I can’t find all the nitty-gritty details at the moment, so I thought you might know, avidday. I would appreciate your help.

No. The limit is just 8 blocks per MP on all current architectures AFAIK.

None of this is documented, but the consensus was that on pre-Fermi it was pretty simple - MP get “filled” with as many blocks as occupancy allows per scheduling event, and then not again until all those blocks have been retired and the MP is idle. None of this is part of the programming model or documented anywhere, so everything has been deduced by experimentation. Fermi is clearly much more complex/sophisticated than the older hardware, but I don’t think enough micro benchmarking has yet been done by people much more talented than I to illuminate what it does in detail.

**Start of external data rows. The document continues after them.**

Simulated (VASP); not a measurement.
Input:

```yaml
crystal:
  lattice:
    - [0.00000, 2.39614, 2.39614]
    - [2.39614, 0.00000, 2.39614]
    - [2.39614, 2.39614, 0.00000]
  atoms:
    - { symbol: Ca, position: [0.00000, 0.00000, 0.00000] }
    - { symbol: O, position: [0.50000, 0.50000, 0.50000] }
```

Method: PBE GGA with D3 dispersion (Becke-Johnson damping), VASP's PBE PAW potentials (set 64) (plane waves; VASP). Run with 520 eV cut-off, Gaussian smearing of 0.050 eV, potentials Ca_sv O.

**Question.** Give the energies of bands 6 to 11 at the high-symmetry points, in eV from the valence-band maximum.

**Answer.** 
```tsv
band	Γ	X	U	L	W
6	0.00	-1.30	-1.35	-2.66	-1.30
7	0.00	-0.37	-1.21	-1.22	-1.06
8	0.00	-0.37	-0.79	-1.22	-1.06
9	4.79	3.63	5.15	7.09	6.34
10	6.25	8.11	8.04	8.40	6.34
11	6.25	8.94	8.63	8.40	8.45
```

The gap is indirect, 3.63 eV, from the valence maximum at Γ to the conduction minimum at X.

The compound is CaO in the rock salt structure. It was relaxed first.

I see what you’re saying. I just don’t understand the role of the thread block on each MP.

For pre-Fermi, I know that once a set of blocks are allocated to a MP, based on restrictions such as max threads, registers, shared memory, etc., and the MP waits until all blocks are finished until allocating the next set of blocks. For Fermi, there are 2 schedulers, and that might make it better somehow. When the blocks are on the MP, for pre-Fermi cards, does the MP execute a warp until it is finished, or does it execute a single instruction from a warp and then possibly schedule a similar instruction from a different warp?

I’m trying to understand how having 1 thread block allocated on a GPU is worse than having 8 blocks scheduled. To me, supposing negligible latency for scheduling new thread blocks, it seems like these 2 cases shouldn’t affect performance too much:

  1. 1 thread block on the MP. MP grabs a warp, starts executing instructions in 4 cycles for SP and 32 cycles for DP. With branching, some execution is serialized, but it is unavoidable.

  2. 8 thread blocks on the MP. MP grabs a warp from some block, starts executing instructions in 4 cycles for SP and 32 cycles for DP… When finished with this block, starts working on another block.

Do you see what I’m wondering about? Seems to me like the only difference is that we have more resources taken up in Case 2 and there might be more latency associated with scheduling multiple small loads of blocks to the MP, but that they execute instructions on blocks in the same manner on basically the same timeframe. What’s the difference?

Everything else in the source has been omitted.